Jeremy Weltman Friday, March 07, 2014

Experts lacking faith in the sovereign keep nudging its score downwards, suggesting the rating agencies are too confident in their risk assessment.

China’s inability to gain traction in Euromoney’s Country Risk Survey is underlined by its score falling since September from 60.33 (out of 100) to 59.79 in recent days.

It’s a small slip, granted, but one that leaves the world’s most populous nation ranking 38th on ECR’s global risk table, almost five points worse off since 2010, as confidence in the Brics more generally has waned.

That’s the difference between China gaining tier-two status, or remaining confined to tier three in the survey.

Each of the 186 sovereigns is divided among five categories symbolizing differing grades of risk. Tier two is normally identified with A- to AA rated sovereigns.

That China is already rated in accordance with tier two (A+ by Fitch, Aa3 by Moody’s and AA- by S&P) signifies that ECR’s experts – a 43-strong panel where China is concerned – are more conscious of its underlying risks than the rating agencies.

Much of their fear revolves around China’s growth sustainability, with liquidity being squeezed. Premier Li Keqiang has talked lately of “problems surfacing” and “downward pressure on the economy”, but retained the 7.5% real GDP growth target for 2014 in his address to the National People’s Congress while outlining a 2.1% fiscal deficit.

That path is unsustainable without debt risk increasing, but while encouraging consumption the government has kept faith in an investment-led model of infrastructure and property building, risking over-capacity without appropriate mitigation.

Kenneth Hung, head of the CEIC China database, argues: “The case for economic reform in China is compelling.

“If the Rmb4 trillion stimulus package had never been rolled out, perhaps the Chinese economy could have continued its economic cycle from 2001-2002, and built up its own self-adjusting recovery mechanism instead of [relying on] the investment-led growth model.”

Shadow banking

A potential corporate default, China’s first, is generating concern and highlighting the lack of transparency.

Almost all of ECR’s five economic risk indicators were marked down last year, led by bank stability now scoring just 5.4 out of 10 – highlighting the risks of shadow banking, which the government is trying to ameliorate. Transparency, at the heart of the problem, was downgraded to just 3.4; corruption, scoring 3.8, remains just as worrisome despite a clampdown.

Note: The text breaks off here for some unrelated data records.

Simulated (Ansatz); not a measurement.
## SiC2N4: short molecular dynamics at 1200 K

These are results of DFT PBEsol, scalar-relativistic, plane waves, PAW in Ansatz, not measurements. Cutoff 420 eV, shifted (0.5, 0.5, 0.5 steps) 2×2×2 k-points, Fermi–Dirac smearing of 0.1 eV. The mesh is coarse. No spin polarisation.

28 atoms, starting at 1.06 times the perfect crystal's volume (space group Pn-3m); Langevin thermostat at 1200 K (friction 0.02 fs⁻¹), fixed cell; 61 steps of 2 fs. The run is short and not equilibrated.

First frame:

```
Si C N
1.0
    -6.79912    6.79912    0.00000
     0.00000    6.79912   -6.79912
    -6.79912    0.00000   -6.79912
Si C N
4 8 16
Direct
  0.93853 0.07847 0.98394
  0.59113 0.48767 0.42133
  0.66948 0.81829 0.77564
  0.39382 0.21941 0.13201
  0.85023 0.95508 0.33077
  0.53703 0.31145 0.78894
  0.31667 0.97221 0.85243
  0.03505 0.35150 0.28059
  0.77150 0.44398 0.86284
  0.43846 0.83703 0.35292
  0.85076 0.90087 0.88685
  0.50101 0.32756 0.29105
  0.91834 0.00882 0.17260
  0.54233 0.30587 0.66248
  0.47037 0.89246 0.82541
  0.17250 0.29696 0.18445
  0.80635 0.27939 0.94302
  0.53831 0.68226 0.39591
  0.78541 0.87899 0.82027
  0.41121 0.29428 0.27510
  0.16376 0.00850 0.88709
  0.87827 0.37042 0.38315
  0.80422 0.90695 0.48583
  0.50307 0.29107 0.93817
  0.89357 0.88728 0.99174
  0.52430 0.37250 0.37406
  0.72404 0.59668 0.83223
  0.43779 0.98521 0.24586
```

BBC correspondent Robert Peston recently cast a beady eye over the effects of all this, noting the growth of China’s banking sector from $10 trillion in 2008 to around $25 trillion today, with the increase equivalent to the entire US system.

Maritza Cabezas, senior economist at ABN Amro, thinks the authorities are determined to rein in public debt and the risks of shadow banking, but “progress will be slow as the government tries to rebalance the economy”.